Like much of the country, North Dakota's emergency ambulance system is facing staffing and funding shortages. (iStockphoto)
Like much of the country, North Dakota's emergency ambulance system is facing staffing and funding shortages. (iStockphoto)
April 11, 2016

BISMARCK, N.D. – Emergency ambulance services across the country are facing serious staffing shortages, but some health care groups in North Dakota are trying to take the lead on the issue.

According to the state's EMS Association, most of those services rely on trained volunteer emergency responders and a combination of grants and state and local tax dollars to operate.

With a declining pool of volunteers and fewer available dollars for equipment and training, Association President Curt Halmrast says the state's EMS system is holding a series of meetings with local officials, including one in Bismarck Tuesday, to talk about possible solutions.

"As a state, no one has the magic solution, and so we're just looking for different ideas,” he says. “The easy fix is just to pay everybody, but there's not the funding there to do it, nor are there the people."

Halmrast says if the state were to pay for two EMS responders on every ambulance, it would cost about $30 million.

With at least four North Dakota ambulance services having closed in recent years, the association says the volunteer model may no longer be sustainable.
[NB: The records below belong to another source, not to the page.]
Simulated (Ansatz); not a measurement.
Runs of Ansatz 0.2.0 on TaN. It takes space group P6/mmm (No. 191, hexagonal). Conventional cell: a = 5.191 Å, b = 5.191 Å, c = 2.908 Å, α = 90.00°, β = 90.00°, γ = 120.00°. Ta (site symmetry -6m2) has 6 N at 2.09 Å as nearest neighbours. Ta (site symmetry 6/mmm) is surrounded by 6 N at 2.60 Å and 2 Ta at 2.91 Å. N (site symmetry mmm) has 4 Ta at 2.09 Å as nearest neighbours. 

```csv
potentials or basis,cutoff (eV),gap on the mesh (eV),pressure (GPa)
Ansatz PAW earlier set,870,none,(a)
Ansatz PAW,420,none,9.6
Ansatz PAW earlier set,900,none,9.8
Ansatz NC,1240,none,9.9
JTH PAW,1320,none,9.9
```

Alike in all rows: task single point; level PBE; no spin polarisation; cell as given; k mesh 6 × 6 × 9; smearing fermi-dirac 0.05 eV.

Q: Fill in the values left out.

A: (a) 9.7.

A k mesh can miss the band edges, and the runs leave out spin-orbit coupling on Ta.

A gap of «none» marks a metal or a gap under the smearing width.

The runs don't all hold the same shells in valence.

Currently, out of North Dakota's 128 ambulance services, 17 are at risk of closing. If more EMS providers do close up shop, Halmrast says longer wait times could create dangerous health risks, especially in rural parts of the state.

"If you're having to wait longer in some of those time-sensitive conditions – like somebody having a heart attack, somebody having a stroke – time is of the essence, so you don't want to wait," he points out.

Halmrast says one possible solution is to set up local quick-response units in areas where ambulance services are shuttered, or would simply be too far away to be effective.

In all, the EMS Association and the American Heart Association are holding eight meetings across the state now through July.